The Outbreak of Civil War and War Communism (1918)
The Bolshevik seizure of power and the subsequent treaty sparked the Russian Civil War, pitting the Bolshevik “Reds” against a broad grouping of liberals, former tsarists, nationalists, and moderate socialists known as the “Whites,” as well as peasant armies known as the “Greens”. The Whites were supported by foreign powers, including Britain, France, Japan, and the USA, who sent forces to prevent the spread of Bolshevism until they withdrew by the end of 1919.
In order to support the Red Army during the civil war, Lenin introduced a new economic policy called War Communism. A Supreme Economic Council was formed to run the economy, private trade was banned, and money was replaced by state-organized rationing. The Decree on Nationalisation in the summer of 1918 made all large industries liable to nationalisation, bringing 37,000 businesses under state control by 1920. In the countryside, units of the Cheka were sent to violently seize surplus grain from the peasants to feed the workers, punishing those hoarding supplies harshly and leading peasants to produce less grain in resistance.
The Red Terror and Execution of the Romanovs (Summer 1918)
Lenin’s regime rapidly escalated its use of violence against opposition. After addressing a meeting of workers in August 1918, Lenin was shot in the neck and badly wounded by a Ukrainian Socialist Revolutionary named Fanya Kaplan. This assassination attempt prompted the Cheka to launch the Red Terror in the summer of 1918. The Cheka was particularly active in the countryside, where they faced fierce peasant resistance; Lenin explicitly supported this brutality, telegramming leaders in Penza to “Hang no fewer than a hundred well-known Kulaks… in full view of the people”. Official Cheka records put deaths between 1918 and 1920 at nearly 13,000, though other estimates suggest the real number was closer to 300,000. In July 1918, during the Civil War, the order was given to execute the former royal family, the Romanovs, in Ekaterinburg to prevent the White army from freeing them.

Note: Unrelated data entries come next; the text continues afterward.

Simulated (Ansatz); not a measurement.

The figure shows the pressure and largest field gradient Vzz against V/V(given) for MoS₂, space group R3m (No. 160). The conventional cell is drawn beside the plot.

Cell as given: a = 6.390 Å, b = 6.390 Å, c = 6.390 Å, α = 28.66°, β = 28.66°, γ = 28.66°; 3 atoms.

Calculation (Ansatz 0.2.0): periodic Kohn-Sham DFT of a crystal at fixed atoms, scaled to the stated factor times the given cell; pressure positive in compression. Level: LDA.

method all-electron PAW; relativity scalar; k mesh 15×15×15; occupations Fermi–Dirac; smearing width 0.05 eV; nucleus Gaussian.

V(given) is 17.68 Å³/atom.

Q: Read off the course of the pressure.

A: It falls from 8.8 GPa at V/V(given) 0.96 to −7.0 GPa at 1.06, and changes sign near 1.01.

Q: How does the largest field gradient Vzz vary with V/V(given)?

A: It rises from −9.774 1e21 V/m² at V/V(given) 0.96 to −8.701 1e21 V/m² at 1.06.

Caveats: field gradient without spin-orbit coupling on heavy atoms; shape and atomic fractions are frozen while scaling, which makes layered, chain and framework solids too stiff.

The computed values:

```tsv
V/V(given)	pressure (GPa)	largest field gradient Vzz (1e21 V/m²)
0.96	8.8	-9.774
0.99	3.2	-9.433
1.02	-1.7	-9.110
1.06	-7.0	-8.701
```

Civil War Victories and Foreign Interventions (1918–1920)
The Bolsheviks eventually won the Civil War largely due to geographical advantages and the leadership of Trotsky. The Communists dominated the heartland of Russia between Petrograd, Moscow, and Tsaritsyn, giving them a continuous territory of 60 million people, most of Russia’s railway network, and the ability to produce more munitions than the geographically dispersed White armies. When Trotsky was made Commissar for War in 1918, he restored strict hierarchical discipline, introduced conscription, brought back the death penalty for desertion, and forced thousands of former tsarist officers to train army units by holding their families hostage. Foreign conflict continued simultaneously; in Poland, Russian forces were halted outside Warsaw and forced to retreat, leading to an October 1920 armistice that confirmed Polish independence.
The Crisis of 1921 and the Kronstadt Rebellion (1921)
By 1921, eight years of external and internal war had left Russia near collapse. Total industrial output fell to around 20 percent of pre-war levels, and transport collapsed to about 20 percent. The grain harvest was only 48 percent of the 1913 figure, resulting in a devastating famine that may have killed as many as 5 million people and prompted reports of cannibalism. According to Cheka sources, there were 118 separate risings throughout Soviet Russia in February 1921 alone, including the massive Tambov uprising that lasted from August 1920 until June 1921. In March 1921, sailors at the Kronstadt naval base—formerly strong Bolshevik supporters—staged an uprising because life under the Communist dictatorship had become “more terrible than death”. Lenin described the rebellion as the “flash that lit reality more than anything else,” and Trotsky used troops to crush them, killing and wounding 20,000 men.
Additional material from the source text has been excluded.